The Medium is the Massage



A while back now I was in Tashkent in Uzbekistan and developed a bad back. Someone arranged for a physiotherapeutic massage. I turned up at what seemed to be a night club in the basement of a high rise block of unsympathetic concrete. The tale could be a long one. Suffice it to say that the masseuse was a lithe woman, dressed only in a white towelling dressing gown. She spoke no English and I no useful language. The effort to beat, pummel, knuckle, twist, scrunch and slap my back utterly exhausted her. At the end she collapsed into a chair, her gown fell open, revealing her nakedness and in this intimate and frank posture, she had a cigarette. I suspect that if the course of events had been what she had expected, she would have been less tired!

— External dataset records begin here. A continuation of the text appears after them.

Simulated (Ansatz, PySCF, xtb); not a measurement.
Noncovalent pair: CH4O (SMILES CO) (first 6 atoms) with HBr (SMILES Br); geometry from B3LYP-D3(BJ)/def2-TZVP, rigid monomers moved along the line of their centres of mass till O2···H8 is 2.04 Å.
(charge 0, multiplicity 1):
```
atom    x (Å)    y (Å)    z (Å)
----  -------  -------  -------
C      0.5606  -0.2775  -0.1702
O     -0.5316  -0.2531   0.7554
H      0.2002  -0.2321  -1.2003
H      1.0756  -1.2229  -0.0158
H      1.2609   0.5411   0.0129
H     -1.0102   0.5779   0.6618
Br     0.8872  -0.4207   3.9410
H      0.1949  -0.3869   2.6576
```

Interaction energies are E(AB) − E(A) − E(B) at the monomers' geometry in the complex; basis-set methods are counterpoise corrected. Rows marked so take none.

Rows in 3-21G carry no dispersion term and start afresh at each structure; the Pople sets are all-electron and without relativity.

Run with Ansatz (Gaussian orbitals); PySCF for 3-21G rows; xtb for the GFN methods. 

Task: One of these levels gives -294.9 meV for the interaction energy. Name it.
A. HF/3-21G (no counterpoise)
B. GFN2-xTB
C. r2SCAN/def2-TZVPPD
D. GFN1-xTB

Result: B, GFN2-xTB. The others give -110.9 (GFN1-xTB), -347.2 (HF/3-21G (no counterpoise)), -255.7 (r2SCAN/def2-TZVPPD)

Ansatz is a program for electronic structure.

This week I visited a health spa in Ghana, near Accra, run by a doctor and with a little flock of engaging Ghanaian masseuses. I had a two hour session of oil massage. My masseuse, Celestine, worked very hard for the entire period. She did not want conversation and was very careful about unwarranted physical contact, other than what her fingers and palms intended. It was almost pitch black. Music played at a level below really hearing. Two hours went by and all but the obviously taboo areas were kneaded and cajoled into soft rubber. It struck me how extraordinary such activity is. The meeting of strangers who are in constant physical contact but with their own thoughts and mental isolation. What did she discover about me in that long silence? Did my muscle and skin speak? What did she learn from these daily encounters with passing human trade? What fulfilment was there for her in this work?

I never had the opportunity to ask her. She blanketed me at the end and told me to wait five minutes before getting dressed. Like an oil-slicked creature from a deep sea, I emerged into the light, no wiser about Celestine and only a little wiser about myself. My body had been like Braille but I had no idea how literate its reader had been.